Letter to Friedrich Engels, November 27, 1867


MARX TO ENGELS

IN MANCHESTER

[London,] 27 November 1867

Dear Engels,

With regard to my private business (I intended writing to you on Saturday[1] but was prevented on that and on the following days by people consulting me from every side about the FENIAN AFFAIRS,[2] etc., in short, they were confiscating my time), Mr Borkheim— despite the best of intentions, I am sure—has throughout this month kept me suspended between frying pan and fire. You will see from his latest letter, of yesterday, that we are again faced with a new, indefinite delay. The worst part of it all is that he had positively promised me he would pay out the whole sum on the[3] 10th of this month (at the latest), and I had made my dispositions with the creditors accordingly. The amount he has actually paid since he returned is £5. So, you will realise what TROUBLE I find myself in. The state of my health has greatly worsened, and there has been virtually no question of working. I am furthermore expecting summonses any day, and we no longer know which way to turn from one day to the next.
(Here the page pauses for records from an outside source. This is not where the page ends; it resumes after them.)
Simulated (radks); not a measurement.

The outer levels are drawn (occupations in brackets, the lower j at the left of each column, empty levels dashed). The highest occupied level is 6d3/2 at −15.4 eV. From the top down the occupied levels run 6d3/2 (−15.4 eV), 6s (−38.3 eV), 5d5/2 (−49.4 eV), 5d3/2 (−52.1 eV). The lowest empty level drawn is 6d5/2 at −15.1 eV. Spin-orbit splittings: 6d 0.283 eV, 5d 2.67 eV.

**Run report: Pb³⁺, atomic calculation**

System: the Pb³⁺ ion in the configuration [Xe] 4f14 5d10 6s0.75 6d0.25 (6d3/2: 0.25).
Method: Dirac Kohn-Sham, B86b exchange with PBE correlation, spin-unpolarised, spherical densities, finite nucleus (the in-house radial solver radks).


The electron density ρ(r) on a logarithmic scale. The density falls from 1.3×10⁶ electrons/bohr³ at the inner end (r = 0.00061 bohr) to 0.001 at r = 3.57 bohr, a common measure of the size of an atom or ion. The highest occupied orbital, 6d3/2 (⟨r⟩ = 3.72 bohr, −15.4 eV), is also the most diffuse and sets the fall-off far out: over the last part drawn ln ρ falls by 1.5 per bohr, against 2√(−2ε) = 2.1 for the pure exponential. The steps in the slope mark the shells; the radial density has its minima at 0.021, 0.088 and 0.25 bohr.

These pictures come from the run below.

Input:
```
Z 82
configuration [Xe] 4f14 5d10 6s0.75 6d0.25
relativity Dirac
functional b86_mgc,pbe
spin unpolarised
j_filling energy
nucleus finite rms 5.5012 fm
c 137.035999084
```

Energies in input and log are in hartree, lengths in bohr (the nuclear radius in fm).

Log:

With regard to Meissner, my view is that we should let him have a free hand with his notice, as everything else would mean further delay. Thimm told Borkheim that Meissner had requested all the booksellers to send any still unsold copies[4] back to him (or to his agent in Leipzig). I have also heard from York, the Workers' Society[5] bookseller, that it is at the moment very difficult to obtain copies from Meissner. To me this indicates no more than 1. that the STOCK in Meissner's hands is very small, 2. that he wants to know how much of the STOCK not in his hands is really sold, 3. he wants to force his business 'friends' to hold as much as possible at their own expense. I shall write to Meissner that should he need notices or reviews for certain newspapers or journals (and he must tell me which), he can obtain them from friends such as yourself, etc. Must keep me informed.

Dr Contzen, private lecturer in political economy at Leipzig, PARTISAN and pupil of Roscher and friend of Liebknecht, has asked me through the latter for a copy with the promise of a detailed review. You will see that this has already been attended to through Meissner. Contzen is a good opening.

Liebknecht has sent me 50 of his PAMPHLETS[6] (of which I am sending you one today) for sale here, 3d. each. Lessner is seeing what can be done in the Workers' Society.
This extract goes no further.